BEIRUT: Lebanon has 30 days to pay its $32 million share of the budget for the Special Tribunal for Lebanon, the court’s registrar has said, according to Thursday’s An-Nahar newspaper.
The newspaper also reported that Prosecutor Daniel Bellemare would release additional indictments in the coming months.
“Lebanon has 30 days to pay its share,” the paper quoted Herman von Hebel as saying Wednesday night during a meeting with reporters in New York, adding that he believes the country will pay its share before the end of the month.
Funding the tribunal has been one of the most contentious issues in Prime Minister Najib Mikati’s Cabinet. Hezbollah and its allies, who hold a majority in the Cabinet, reject the funding outright. Mikati and President Michel Sleiman have vowed to pay Lebanon’s share.
Mikati and Sleiman, along with the March 14 alliance, fear that neglecting to pay Lebanon’s 49 percent share would place the country in confrontation with the international community, something Mikati has said Lebanon cannot afford to do.
Mikati has not yet revealed how he would finance the tribunal. Some politicians suggested that Mikati could pay for the tribunal from his own pocket.

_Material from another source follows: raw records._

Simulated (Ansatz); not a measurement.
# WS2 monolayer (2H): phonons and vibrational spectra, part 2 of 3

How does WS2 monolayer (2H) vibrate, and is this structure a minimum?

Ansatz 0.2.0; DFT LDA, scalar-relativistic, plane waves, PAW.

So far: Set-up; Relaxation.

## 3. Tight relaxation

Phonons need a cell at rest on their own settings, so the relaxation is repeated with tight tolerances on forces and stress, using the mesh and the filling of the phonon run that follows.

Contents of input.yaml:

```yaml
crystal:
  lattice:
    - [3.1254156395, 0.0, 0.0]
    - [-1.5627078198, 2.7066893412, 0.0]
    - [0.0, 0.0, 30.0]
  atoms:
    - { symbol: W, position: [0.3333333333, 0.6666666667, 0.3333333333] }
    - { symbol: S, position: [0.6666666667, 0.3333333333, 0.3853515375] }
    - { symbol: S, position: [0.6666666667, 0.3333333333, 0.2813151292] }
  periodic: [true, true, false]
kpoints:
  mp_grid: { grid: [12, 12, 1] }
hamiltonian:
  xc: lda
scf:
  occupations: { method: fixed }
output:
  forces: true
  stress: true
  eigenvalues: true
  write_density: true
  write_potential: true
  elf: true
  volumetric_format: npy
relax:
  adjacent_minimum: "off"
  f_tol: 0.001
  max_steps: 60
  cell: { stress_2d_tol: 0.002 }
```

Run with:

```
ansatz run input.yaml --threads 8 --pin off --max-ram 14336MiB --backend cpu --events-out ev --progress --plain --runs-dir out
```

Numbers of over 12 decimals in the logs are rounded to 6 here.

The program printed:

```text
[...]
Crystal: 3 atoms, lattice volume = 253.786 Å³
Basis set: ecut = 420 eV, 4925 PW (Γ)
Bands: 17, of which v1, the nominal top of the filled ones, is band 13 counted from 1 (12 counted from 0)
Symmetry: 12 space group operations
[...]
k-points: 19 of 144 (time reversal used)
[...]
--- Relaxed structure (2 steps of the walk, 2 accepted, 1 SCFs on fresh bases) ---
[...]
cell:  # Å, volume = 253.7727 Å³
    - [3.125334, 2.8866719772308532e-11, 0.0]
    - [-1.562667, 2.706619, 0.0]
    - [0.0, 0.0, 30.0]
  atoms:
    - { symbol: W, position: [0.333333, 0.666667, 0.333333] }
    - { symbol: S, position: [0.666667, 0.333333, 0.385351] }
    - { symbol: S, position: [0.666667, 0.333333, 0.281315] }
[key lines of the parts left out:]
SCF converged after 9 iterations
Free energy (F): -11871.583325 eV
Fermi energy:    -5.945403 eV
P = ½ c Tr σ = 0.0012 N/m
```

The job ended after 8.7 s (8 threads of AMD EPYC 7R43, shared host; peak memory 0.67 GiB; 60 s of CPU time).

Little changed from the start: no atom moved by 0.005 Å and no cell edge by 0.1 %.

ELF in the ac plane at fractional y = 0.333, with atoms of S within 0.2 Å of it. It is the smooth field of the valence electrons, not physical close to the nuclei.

Hezbollah has described the tribunal as a U.S. and Israeli tool to target the party and sow sectarian strife in Lebanon. Hezbollah Chief Sayyed Hasan Nasrallah has repeatedly questioned the credibility of investigators and judges within the U.N.-backed court.
In late June, the court indicted four Hezbollah members of involvement in the assassination of former Prime Minister Rafik Hariri in 2005. The suspects are Mustafa Badreddine, Salim Ayyash, Asad Sabra, and Hasan Ainessi.
Hebel defended the court against Hezbollah’s allegations during the meeting Wednesday, An-Nahar reported.
“If this court is American and Israel, I do not understand why there are more than 25 [countries] from all five continents paying for this tribunal,” he said. “Shouldn't the U.S. and Israel be the only ones who pay?”
Hebel also said that Bellemare would release additional indictments at the end of the year or the beginning of next year in the cases of MP Marwan Hamadeh, former Defense Minister Elias Murr, and slain former Lebanese Communist Party leader George Hawi
Hawi was murdered in a car explosion as he made his way through the Beirut neighborhood of Wata Moseitbeh on June 21, 2005, while Murr was wounded in a bomb attack in Antelias, north of Beirut, on July 15, 2005. Hamade was wounded in a similar attack on Oct. 1. 2004.
Hebel also said that the decision to extend the agreement between the U.N. and Lebanon which established the tribunal, which expires in May 2012, ultimately lies with U.N. secretary-general Ban Ki-Moon.
Article 21 of U.N. Security Council 1757 stipulates that the Lebanese government in consultation with the Security Council should extend the three-year-agreement between the two if the work of the tribunal has not been completed. The extension should come after the government and the Security Council review the tribunal’s work after three years of its establishment in March 2009.